The Walking Dead Season 2: A House Divided
I thought I’d never return to that emotional, bittersweet place the first season of the Walking Dead took me to. I was certain that space in my gamer heart was to remain exclusively reserved for the journey I took as Lee Everett. As Clementine, Telltale has deftly proven their ability to tug on our heart-strings once again with A House Divided.
Nostalgia can be a powerful tool when properly utilized. The first half of this episode is largely spent getting to know your new companions and feeling the marginal weight of whatever choices made in the previous episode. Just as you start to feel the writers building a bridge of story-craft towards the future, the past rushes up to slap us in the face. As the main point of playing the series is the story, I’m keeping these reviews as spoiler-free as possible. So all I’ll say is someone significant from season one shows up and it really hits home in a way I wasn’t prepared for when they do.

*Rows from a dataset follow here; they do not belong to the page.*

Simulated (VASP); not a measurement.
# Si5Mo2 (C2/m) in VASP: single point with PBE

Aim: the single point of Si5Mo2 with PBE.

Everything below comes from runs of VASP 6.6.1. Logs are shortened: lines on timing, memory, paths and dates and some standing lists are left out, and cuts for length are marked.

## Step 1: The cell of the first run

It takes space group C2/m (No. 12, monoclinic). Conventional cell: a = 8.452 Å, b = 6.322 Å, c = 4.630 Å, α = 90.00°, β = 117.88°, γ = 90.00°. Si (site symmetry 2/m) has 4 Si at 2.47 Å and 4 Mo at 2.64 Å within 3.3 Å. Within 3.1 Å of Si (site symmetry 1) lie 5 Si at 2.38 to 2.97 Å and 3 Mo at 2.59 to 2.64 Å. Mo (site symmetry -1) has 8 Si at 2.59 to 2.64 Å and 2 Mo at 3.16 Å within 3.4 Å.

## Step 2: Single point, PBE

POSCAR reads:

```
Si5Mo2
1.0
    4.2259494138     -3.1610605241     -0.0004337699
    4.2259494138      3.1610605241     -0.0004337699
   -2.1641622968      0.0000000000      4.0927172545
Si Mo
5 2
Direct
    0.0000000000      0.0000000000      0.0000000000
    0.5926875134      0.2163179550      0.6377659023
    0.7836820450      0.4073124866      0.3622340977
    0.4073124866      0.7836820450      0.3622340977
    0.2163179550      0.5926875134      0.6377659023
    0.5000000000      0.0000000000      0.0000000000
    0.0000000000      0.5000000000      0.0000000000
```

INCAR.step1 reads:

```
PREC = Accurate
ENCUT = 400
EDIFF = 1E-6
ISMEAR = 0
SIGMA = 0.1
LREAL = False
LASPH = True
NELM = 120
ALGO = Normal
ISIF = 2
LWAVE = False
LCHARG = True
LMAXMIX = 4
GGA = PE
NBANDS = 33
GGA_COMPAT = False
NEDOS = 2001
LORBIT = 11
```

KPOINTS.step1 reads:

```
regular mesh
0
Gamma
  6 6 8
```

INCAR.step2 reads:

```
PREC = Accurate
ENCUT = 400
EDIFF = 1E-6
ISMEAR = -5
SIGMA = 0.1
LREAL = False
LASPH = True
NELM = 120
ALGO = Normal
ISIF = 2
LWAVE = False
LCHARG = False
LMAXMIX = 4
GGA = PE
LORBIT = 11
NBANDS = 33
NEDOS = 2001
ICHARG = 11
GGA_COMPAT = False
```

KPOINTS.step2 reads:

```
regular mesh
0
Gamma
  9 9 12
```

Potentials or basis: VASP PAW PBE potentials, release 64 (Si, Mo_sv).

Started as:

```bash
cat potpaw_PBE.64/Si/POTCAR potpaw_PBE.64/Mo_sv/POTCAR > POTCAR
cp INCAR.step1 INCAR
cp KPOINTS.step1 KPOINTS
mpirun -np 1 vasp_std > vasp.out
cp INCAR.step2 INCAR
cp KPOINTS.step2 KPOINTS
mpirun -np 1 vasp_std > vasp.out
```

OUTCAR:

A pattern is emerging where I’m constantly questioning the trustworthiness of my new companions, sizing up their actions and responses in a never-ending tally of who’s back I’m going to have when push comes to shove. This episode definitely pulls off some incredibly tense scenes with a few key moments that stand out as absolutely gut-wrenching. These particular bits are made even more impressive because they utilize social tensions within the group dynamic rather than relying on any sort of impending peril.
Although I loved Clem in the first season, as the new player ‘vessel’ she’s really shaping up to be a phenomenal character. The disconnect between the little girl she should be and the strong, level-headed young woman she has been forced to become is impeccably highlighted in some of the better scenes.
The episode wraps up with what could be considered among Telltale’s best work. A hurricane is used as the backdrop for a revelation that brings an unpredictable tensity to the group and Clem finds herself caught in the middle with some incredibly tough calls to make. It’s an important departure from the first episode, with decisions that appeared to have little to no impact beyond some minor details and dialogue variety. Ultimately, the real litmus test will be if Telltale can carry these player choices through the rest of the season. Fortunately, the next installment has been brilliantly set up by A House Divided and simply I can’t wait to dig into it.